Reputation: 510
I have a DataFrames like shown below:
DF1 =
sID token A B C D
10 I am a f g h
10 here a g g h
10 whats a h g h
10 going a o g h
10 on a j g h
10 . a f g h
11 I am a f g h
11 foo bar a f g h
12 You are a f g h
...
The columns (A-D) don't matter regarding this task. Is there a way to add a counter column which counts the words (delimited by white space) to the DataFrame. That column should start counting the amount of tokens for each sID
. Meaning it resets every time the value of sID
changes.
Usually I would just use DF.groupby("sID").cumcount()

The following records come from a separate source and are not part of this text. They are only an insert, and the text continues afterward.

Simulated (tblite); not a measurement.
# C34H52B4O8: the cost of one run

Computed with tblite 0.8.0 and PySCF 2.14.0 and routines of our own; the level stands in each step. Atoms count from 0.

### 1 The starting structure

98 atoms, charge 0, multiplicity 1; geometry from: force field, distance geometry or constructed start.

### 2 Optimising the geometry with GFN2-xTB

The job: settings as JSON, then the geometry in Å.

but this only counts the amount of rows for each sID
.
The result should look like this:
DF2 =
sID token A B C D Counter
10 I am a f g h 0 1
10 here a g g h 2
10 whats a h g h 3
10 going a o g h 4
10 on a j g h 5
10 . a f g h 6
11 I am a f g h 0 1
11 foo bar a f g h 2 3
12 You are a f g h 0 1
...
Upvotes: 1
Views: 1523
Reputation: 164653
Using groupby
+ itertools
:
from itertools import chain, count
df = pd.DataFrame({'sID': [10, 10, 10, 10, 10, 10, 11, 11, 12],
'token': ['I am', 'here', 'whats', 'going',
'on', '.', 'I am', 'foo bar', 'You are']})
def counter(df):
for k, g in df.groupby('sID')['token']:
c = count()
lens = g.str.split().map(len)
yield [' '.join([str(next(c)) for _ in range(n)]) for n in lens]
df['Counts'] = list(chain.from_iterable(counter(df)))
Result
print(df)
sID token Counts
0 10 I am 0 1
1 10 here 2
2 10 whats 3
3 10 going 4
4 10 on 5
5 10 . 6
6 11 I am 0 1
7 11 foo bar 2 3
8 12 You are 0 1
Explanation
itertools.count
counter for each group.str.split
and len
.itertools.chain
.Upvotes: 3
Reputation: 29635
Before using groupby("sID").cumcount()
you need to do some manipulation to keep wich row the words, once split, they belongs to. So, you can create your column 'Counter' like this:
df['Counter']= (df.set_index('sID',append=True)['token']
.str.split(' ',expand=True).stack()
.groupby('sID').cumcount()
.groupby(level=0).apply(lambda x: ' '.join([str(i) for i in x])))
and you get the expected output
Upvotes: 3